One of my recent activities has been an upgrade of our monitoring (we are using Zabbix for this) database from postgres 13 to postgres 15. To achieve high performance on time series data we are using the timescaledb extensions on postgres.
The database has around 3TB of data and is therefore running on a dedicated machine. To avoid installing packages and stuff around we are running it in a container environment - in this case we use docker to manage it.
Failing with my own guides
So - I went actually using my own guide to upgrade postgres (https://blog.nuvotex.de/upgrade-timescaledbs-postgres/) and I failed. But why?
The problem is quite nasty: The timescaledb container image builds on top of the postgres container image which in turn builds on top of alpine.
Using my guide the migration will run on ubuntu. And running pg_ugprade on ubuntu seemingly applies the collation matching a version on the operating system (which might again relate to glibc).
Long story short: Using another (non-musl) architecture during upgrading introduces some collation information in the database which will then cause issues when starting the upgraded database. The error message show is:
database "zabbix" has no actual collation version, but a version was recorded
I will make a dedicated blog post on this.
How to upgrade using containers - approach number two
I will try to make a compact guide on how the upgrade procedure looks like in general.
- Run an ephermal container using the current version of your database. Attach a volume (to /pgbin) to it where you can store some files
- Copy over the bin directory of the current postgres installation to the attached volume (on alpine just take: /usr/local/bin)

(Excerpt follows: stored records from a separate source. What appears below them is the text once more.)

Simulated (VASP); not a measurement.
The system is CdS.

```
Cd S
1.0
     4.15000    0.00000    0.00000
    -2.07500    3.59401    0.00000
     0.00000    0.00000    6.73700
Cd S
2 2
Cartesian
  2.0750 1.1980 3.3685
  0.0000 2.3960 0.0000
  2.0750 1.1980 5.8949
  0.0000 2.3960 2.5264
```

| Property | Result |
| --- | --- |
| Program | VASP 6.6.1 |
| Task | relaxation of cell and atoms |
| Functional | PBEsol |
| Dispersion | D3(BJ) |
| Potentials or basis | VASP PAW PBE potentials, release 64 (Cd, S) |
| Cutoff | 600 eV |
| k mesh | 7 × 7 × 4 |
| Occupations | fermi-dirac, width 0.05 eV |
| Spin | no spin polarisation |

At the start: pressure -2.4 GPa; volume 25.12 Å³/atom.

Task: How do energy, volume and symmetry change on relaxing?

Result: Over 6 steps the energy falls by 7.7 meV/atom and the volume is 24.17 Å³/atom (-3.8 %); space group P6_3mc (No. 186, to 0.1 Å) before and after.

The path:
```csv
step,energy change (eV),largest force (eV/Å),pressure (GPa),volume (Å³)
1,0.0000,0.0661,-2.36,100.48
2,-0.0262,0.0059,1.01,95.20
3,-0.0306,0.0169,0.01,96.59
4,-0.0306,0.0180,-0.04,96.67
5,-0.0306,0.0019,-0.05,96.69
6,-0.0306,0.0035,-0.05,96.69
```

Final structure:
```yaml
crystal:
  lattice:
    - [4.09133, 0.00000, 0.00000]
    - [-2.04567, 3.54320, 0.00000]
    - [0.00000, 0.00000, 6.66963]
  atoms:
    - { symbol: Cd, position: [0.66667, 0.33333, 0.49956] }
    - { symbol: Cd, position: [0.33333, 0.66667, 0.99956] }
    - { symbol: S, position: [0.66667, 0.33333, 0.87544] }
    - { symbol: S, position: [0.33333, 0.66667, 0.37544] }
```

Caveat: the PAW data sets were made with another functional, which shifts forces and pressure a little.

- Stop the ephermal container
- Stop the container running the production server
- Start a new container using the target version of your database. Attach the volume from above (/pgbin) and the existing data volume (/pgdata)
- Follow this procedure to upgrade postgres (shown below)
- Start new database server
- Upgrade extensions
- Rebuild statistics on the new server
Postgres upgrade procedure in more detail
The steps to perform the upgrade are shown in the script. Basically it's preparing the new database and running pg_upgrade - if possible use the --link option because this avoids copying over vast amounts of data.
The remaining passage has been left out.